Evidence for Lord's Paradox With Continuous Predictors

Recently, Eriksson and Häggström [5] discussed Lord's paradox within a continuous predictor situation. They outlined two conditions necessary for observing a regression artifact (i.e., a spurious effect): (1) the presence of a correlation between a continuous predictor and pretest scores; and (2) the presence of random error at pretest. It is hard to imagine a situation within the behavioral sciences where variables are measured without error and the predictors (in this case the pretest variable and the continuous predictor) are not at all related. Thus, it would be reasonable to expect that the two conditions for the regression artifact would be frequently met in studies applying a regression based model. If these two conditions are met, and the pretest score is added as a predictor/covariate within a regression analysis, the interpretation of the relationship between the predictor and the covariate-adjusted posttest scores becomes a challenge, as the results may be largely accounted for by the regression artifact.

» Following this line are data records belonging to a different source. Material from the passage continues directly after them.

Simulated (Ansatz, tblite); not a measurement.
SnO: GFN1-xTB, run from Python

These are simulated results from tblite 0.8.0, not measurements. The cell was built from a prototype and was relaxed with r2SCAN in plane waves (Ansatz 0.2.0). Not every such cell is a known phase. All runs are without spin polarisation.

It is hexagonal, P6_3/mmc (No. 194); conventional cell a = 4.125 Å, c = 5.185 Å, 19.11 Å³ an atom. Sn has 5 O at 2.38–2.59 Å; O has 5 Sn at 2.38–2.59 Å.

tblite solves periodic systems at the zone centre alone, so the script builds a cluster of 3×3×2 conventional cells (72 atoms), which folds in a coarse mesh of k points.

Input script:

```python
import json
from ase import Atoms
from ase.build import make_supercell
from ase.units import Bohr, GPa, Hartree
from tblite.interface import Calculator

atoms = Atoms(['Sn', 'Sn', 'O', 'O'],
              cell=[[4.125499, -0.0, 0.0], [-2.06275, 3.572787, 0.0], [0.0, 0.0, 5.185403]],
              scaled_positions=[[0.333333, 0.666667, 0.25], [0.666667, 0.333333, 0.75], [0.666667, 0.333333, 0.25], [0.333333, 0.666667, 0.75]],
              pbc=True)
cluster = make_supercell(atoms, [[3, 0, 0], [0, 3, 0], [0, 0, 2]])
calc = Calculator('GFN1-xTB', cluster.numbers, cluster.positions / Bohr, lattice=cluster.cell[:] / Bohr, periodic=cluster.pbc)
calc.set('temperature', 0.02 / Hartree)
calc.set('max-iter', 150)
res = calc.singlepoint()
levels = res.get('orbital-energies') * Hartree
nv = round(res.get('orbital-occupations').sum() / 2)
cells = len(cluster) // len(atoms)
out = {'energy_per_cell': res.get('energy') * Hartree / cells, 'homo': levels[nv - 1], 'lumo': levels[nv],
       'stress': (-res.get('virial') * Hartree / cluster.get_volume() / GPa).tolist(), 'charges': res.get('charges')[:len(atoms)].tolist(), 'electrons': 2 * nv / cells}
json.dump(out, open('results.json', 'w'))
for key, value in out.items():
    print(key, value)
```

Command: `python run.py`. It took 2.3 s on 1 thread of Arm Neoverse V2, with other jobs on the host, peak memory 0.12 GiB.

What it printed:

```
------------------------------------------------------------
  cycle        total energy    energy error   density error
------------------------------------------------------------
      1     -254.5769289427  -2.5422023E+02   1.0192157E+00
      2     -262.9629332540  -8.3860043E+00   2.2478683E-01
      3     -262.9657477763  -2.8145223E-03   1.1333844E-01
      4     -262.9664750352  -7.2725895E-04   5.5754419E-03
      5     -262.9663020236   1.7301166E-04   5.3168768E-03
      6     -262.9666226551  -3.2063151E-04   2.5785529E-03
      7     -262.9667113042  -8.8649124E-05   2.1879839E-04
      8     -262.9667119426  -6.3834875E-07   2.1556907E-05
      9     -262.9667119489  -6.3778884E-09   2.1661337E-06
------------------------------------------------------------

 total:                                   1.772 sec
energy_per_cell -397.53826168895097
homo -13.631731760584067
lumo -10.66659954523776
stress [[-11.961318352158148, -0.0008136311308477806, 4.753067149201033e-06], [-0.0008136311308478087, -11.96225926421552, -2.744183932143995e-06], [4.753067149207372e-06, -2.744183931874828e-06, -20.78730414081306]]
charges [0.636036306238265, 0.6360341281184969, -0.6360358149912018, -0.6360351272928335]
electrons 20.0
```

Eriksson and Häggström [5] identified the presence of a regression artifact in a numerical cognition study which examined the effect of a training program on arithmetic ability [24]. In this study, arithmetic performance was measured at pretest and posttest, and a continuous predictor (estimations of numerical magnitudes) was included as a covariate at pretest. The training program appeared to improve arithmetic performance in students from pretest to posttest, particularly for those high in levels of the continuous predictor. When Eriksson and Häggström [5] reanalysed the original data, they found that the data were more aligned with the null hypothesis of no effect, and that the use of the regression model led to a regression artifact by way of the two critical conditions. First, the baseline measure of arithmetic performance was correlated with the continuous predictor of numerical estimation. Posttest results on arithmetic performance then appeared to be greater for those who were higher in the continuous predictor than those who were lower. In essence, regression detects a relationship amongst the continuous predictor and change in the outcome variable which may only be due to the regression artifact. Second, the presence of random errors within the pretest scores contributed to the regression artifact through regression to the mean, the idea that extreme scores on an initial measurement tend to be closer to a true average on subsequent measures [6]. This phenomenon is directly related to the presence of random error.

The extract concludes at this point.